Are you excited to start 2021 and to make some changes to become a new and better you? Why is it that when the new year rolls around, people feel motivated to make major changes? It’s invigorating to envision yourself reaching your goals and putting the previous year’s baggage behind you.
It would help if you took time to reflect on the past year, the milestones you accomplished, and the things you could have done differently. If you’re like most, then you made resolutions and set new goals for the year. The shocking thing is that many have already lost steam so early in the race.
It’s easy to start the new year with a bang, but you suddenly slip back into your old habits with ease. Why is it so easy to lose your gusto? Well, motivation is not an easy thing, especially when it requires you to boost your esteem rather than someone else.
Thankfully, the past doesn’t need to dictate the future. You can be successful this year and perform better than before. The key is that you will need to make a few adjustments to your mindset.
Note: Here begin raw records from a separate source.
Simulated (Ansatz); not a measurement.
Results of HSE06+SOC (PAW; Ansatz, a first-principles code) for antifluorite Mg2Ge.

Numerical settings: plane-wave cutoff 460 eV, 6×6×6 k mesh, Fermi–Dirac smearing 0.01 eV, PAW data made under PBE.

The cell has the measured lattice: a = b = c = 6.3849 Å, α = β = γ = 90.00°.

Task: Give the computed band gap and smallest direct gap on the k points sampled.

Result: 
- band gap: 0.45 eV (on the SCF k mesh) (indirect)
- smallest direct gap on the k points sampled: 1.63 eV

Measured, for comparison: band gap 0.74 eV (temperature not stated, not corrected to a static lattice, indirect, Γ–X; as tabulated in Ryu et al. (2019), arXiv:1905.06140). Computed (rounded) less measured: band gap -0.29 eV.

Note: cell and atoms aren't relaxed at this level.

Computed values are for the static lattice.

Four Actionable Hacks Help You to Reach Your Goals
Jade Wu Ph.D. is a behavioral psychologist who is affiliated with Duke University. A recent article she wrote on Psychology Today was eye-opening about reaching your goals by simply changing your mindset. Could your methods to reach your objectives in life be incorrect? By following a few simple hacks, you can reach your goals for this year and your life.
1. Focus on Learning Rather Than Performance
Are you one of the people that gets caught up in performance rather than learning a lesson? So many set goals because they want to achieve something tangible to boost their ego. For instance, you may say that you want to lose 15 pounds or enter the marathon in your local city.
These goals, while challenging, will give you a visible checkmark on your proverbial list of accomplishments. While it’s always good to cross things off your list, you need to remember that when you set long-term goals based solely on your achievements, they aren’t as effective as setting goals to develop new skills.
When your goals are too specific or concrete, then there’s nowhere to go from there once you achieve them. Take, for example, a college student that is trying to gain knowledge. They may set a goal to complete so many credit hours this year.
Their goal has some performance in it, but their milestone focuses on gaining both knowledge and skills. Thus, they will feel more satisfied when they complete their goal. Reaching your dreams can be achievement-based, such as earning honor roll grades.
Now, what would be an alternative to losing 15 pounds? Rather than saying you want to lose weight, you could set a goal to have a better relationship with food by gaining knowledge of eating right. You can be more specific and say you want to add three new recipes to your collection for healthy dinners.
Setting this type of goal for your health gives you a more detailed target, which in return will feel more achievable to you.
2. Attach a Value to Your Goals
What is your method to decide what goals you want to work on this year? Do you look at what your friends and family are setting as their goals? How do those people form their aspirations?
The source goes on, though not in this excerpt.